Closure of UNMIS
UNMIS wound up its operations on 9 July 2011 with the completion of the interim period agreed on by the Government of Sudan and Sudan People’s Liberation Movement in the Comprehensive Peace Agreement (CPA), signed on 9 January 2005.
The mission ended its six years of mandated operations the same day South Sudan declared independence, following a CPA-provided referendum on 9 January 2011 that voted overwhelmingly in favour of secession.
In support of the new nation, the Security Council established a successor mission to UNMIS – the UN Mission in South Sudan (UNMISS) – on 9 July for an initial period of one year, with the intention to renew for further periods as required.
14 Jan 2011
13 January 2011 – One day before voting began in the Southern Sudan referendum, Khamis Unywok packed up his wife, five children and all their belongings to return to his birthplace.
The family boarded a truck bound for the Upper Nile State capital of Malakal under the auspices of the Government of Southern Sudan's programme for returning internally displaced persons.

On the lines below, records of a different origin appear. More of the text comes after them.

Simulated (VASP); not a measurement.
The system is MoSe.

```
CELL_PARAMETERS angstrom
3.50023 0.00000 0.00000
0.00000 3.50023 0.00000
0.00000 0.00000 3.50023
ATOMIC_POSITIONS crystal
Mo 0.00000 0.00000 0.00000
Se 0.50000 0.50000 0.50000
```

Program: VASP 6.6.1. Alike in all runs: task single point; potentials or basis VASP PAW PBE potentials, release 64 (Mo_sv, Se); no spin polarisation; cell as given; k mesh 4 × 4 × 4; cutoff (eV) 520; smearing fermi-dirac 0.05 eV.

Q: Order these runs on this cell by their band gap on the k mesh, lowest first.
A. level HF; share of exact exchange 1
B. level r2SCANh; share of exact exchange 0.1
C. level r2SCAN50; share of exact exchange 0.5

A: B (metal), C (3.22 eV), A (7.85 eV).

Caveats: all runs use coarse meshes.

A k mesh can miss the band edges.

The Unywok family arrived in Malakal on 12 January, but that left the 45-year-old auto mechanic with a problem. He had registered to vote in Khartoum, where Mr. Unywok has lived for the past 21 years. He now hopes to dash back to the national capital in time to cast his ballot before voting ends next Saturday.
"I don't want to miss my chance," said the native of Panyikang County in Upper Nile State. "I will go by either bus or boat to return to Khartoum to vote."
When he returns from North Sudan, Mr. Unywok plans to settle down in Malakal where job opportunities for a mechanic should be more abundant than in Panyikang County.
Josef Ajak arrived in Malakal on the first day of voting and went to his designated polling centre on 10 January.
He was eight years old when he moved with his mother from the Upper Nile State town of Kodok to Khartoum. Twenty-three years later, Mr. Ajak made the decision to go home to Southern Sudan.
But like Mr. Unywok, the father of three will start a new life in Malakal. "It's easier to find a job here because it's a big town," he said. "We have wider opportunity."
According to the UN Resident Coordinator's Support Office, 29,556 returnees have arrived in Upper Nile State from North Sudan with assistance from the Government of Southern Sudan. Less than 2,000 have reached their final destination in the counties of Baliet, Ulang and Nasir. The rest remain hunkered down in the state capital.